A legal showdown is brewing over how far Ohio’s new reproductive-rights amendment really goes, with a Trumbull County judge asking the state’s highest court to step in and everyone from the attorney general to civil-rights lawyers telling him he is out of line.

Trumbull County Judge David Engler has petitioned the Ohio Supreme Court to declare that the state’s 2023 reproductive-rights amendment cannot be interpreted to strip juvenile courts of their long-standing authority to hear judicial-bypass petitions from minors seeking abortions. State officials and reproductive-rights groups have already moved to shut him down, filing papers that say his challenge comes too late and that he has no legal standing to bring it at all.
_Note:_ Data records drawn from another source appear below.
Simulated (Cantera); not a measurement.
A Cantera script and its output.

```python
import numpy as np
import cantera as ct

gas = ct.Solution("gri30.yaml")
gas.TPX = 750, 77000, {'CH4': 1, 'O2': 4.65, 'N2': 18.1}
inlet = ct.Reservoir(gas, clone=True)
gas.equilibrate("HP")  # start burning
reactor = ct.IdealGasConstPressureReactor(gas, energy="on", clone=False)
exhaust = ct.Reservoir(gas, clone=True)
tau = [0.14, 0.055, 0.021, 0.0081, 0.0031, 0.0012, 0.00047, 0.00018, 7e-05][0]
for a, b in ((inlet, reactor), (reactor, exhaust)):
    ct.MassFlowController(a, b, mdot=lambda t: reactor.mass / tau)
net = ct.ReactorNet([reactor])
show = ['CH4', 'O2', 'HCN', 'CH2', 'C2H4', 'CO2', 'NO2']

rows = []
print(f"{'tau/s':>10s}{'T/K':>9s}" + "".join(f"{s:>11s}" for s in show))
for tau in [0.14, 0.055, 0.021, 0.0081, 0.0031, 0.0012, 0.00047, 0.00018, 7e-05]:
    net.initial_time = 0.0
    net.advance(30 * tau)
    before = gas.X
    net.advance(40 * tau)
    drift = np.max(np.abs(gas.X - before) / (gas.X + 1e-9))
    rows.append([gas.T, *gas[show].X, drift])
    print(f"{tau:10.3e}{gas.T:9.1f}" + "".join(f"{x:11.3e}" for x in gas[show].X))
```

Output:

Engler filed his petition in April, arguing that the amendment “is being applied to eliminate parental-consent requirements for minors and to render judicial-bypass proceedings unnecessary or unavailable.” He attached an affidavit saying that Trumbull County averaged about two bypass requests per year in the five years before he took the bench and has seen none since, according to Mahoning Matters. He is asking the high court to confirm that juvenile courts retain jurisdiction over bypass hearings and to declare the amendment unenforceable to the extent it interferes with that authority. Engler has cast the filing as an effort to correct what he calls “unintended consequences” of the amendment’s enforcement.

The Ohio Attorney General’s Office responded on May 11 with a motion to dismiss, calling Engler’s challenge “untimely” and arguing that he “has not alleged an injury that is fairly traceable” to the officials he sued, according to Ohio Capital Journal. The filing also underscores that a voter-approved constitutional amendment controls over any conflicting statute. Assistant Attorney General Julie Pfeiffer cataloged what she said were multiple legal defects in Engler’s petition, including that the Supreme Court lacks jurisdiction to grant the sweeping declaration he seeks and that his supporting affidavit may not comply with the court’s practice rules. The state is urging the justices to dismiss the case outright rather than weigh in on the substance.

The ACLU of Ohio and the Reproductive Rights Law Initiative at Case Western Reserve University have asked to file a friend-of-the-court brief that sides against Engler, arguing that he lacks standing and that his limited, county-level numbers do not show any statewide failure to enforce parental-consent laws, according to the Tribune Chronicle. Margaret (Maggie) Scotece, a staff attorney with the Reproductive Rights Law Initiative, wrote that Engler’s allegations are “manifestly insufficient to support an inference” that parental-consent requirements are being ignored across Ohio. Advocates on both sides say the petition could become an early test of how the new amendment collides or coexists with older statutes and juvenile-court practices.

Legal Questions And The Road Ahead

Two big legal questions hang over the case. First, can a voter-approved constitutional right be read to override or narrow statutory duties assigned to juvenile courts by the legislature? Second, can Engler show a concrete, specific injury that is traceable to state officials, the kind of harm he would need in order to bring an original action in the Ohio Supreme Court?

Ohio’s parental-consent statute dates back to 1998 and has already sparked litigation over the years. The Sixth Circuit Court of Appeals addressed major challenges to Ohio’s parental-involvement rules in the mid-2000s, as summarized by Justia. The state’s dismissal motion also points to a constitutional timing rule for challenges to amendments, saying such cases generally must be filed at least 64 days before the election, a deadline the attorney general argues Engler has blown. The Ohio Secretary of State details the Supreme Court’s exclusive, original jurisdiction over such disputes and the 64-day requirement on its website at the Ohio Secretary of State.

The Ohio Supreme Court has not yet said whether it will take up Engler’s petition or set a briefing schedule. If the justices agree to hear the case, they could spell out how the 2023 reproductive-rights amendment fits with long-standing parental-consent rules, a ruling that would carry statewide consequences, according to Mahoning Matters.